Building Technology: ‘Steel as required’
It was during the 1940s and ’50s that the general mode of teaching building technology that would be prevalent in North American architecture schools for the next four decades was firmly established. The division of instruction in building technology into discrete courses such as structures, construction, and environmental systems arose in response to a variety of factors. Refined mathematical theories had been developed for structural analysis, new kinds of environmental devices like air-conditioning were suddenly ubiquitous, and the means and methods of construction had been further transformed by new materials, processes, and business arrangements. As the transition from a form of architectural training based on office apprenticeship to one institutionalized in a formal educational setting was completed, new kinds of learning that fit into semesters and course units had to be developed, even as the profession held onto its previous requirements for practical internships and the ACSA debated the role of professional work in education. The transition was in no way smooth. By the 1960s, in the view of Reyner Banham—an architectural historian trained as a mechanical engineer—architects remained stubbornly focused on structural, space-enclosing elements of buildings like walls, roofs, and windows, even as those very elements were being radically transformed, virtually beneath their pencils.

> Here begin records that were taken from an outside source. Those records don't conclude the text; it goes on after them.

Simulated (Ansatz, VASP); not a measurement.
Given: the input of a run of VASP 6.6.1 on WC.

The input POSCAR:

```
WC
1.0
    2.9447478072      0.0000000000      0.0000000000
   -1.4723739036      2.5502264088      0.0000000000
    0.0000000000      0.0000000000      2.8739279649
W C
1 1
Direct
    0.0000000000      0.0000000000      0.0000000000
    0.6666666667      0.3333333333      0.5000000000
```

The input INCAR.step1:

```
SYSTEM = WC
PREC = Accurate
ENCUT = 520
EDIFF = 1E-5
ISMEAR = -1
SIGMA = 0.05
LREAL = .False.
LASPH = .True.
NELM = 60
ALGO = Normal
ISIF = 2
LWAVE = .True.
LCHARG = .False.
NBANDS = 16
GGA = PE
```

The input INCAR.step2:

According to Banham, the opposite concerns of architects and engineers continued to echo the differing approaches of the École des Beaux-Arts and the École Polytechnique. But while Banham sought a belated reconciliation of these two approaches, technology itself was undergoing a further transformation. As the philosopher and critic Ivan Illich would argue, the concept of instrumentality and of increasingly powerful tools that had characterized machine-age technology came to an end sometime in the 1980s and was superseded by a new paradigm, that of the system. The latter was characterized by self-organization, feedback loops, and emergent behavior. The seeds of this transformation go back philosophically at least to the Scottish Enlightenment, but they began to permeate the sciences in the early twentieth century, and they were actively put to work during World War II in practical and theoretical projects. In the 1960s courses drawing on general systems theory and cybernetics began to appear in architecture schools, as they did in social science departments and schools of business. Christopher Alexander at Berkeley, Peter McCleary at the University of Pennsylvania, and Lionel March at Cambridge University delved into different aspects of this growing field. In 1967 Progressive Architecture published an article coining the term “performance design” in a report on the influence of systems analysis in the architecture schools, and cited 30 universities where it was being taught. Related courses on eco-systems and transportation networks were concurrently introduced into landscape and planning departments, transforming both disciplines. Building technology courses, however, remained stubbornly focused on their discrete technologies [until the mid-1990s] when the shift to systems thinking described by Illich was everywhere enabled by the expansion of affordable computational power.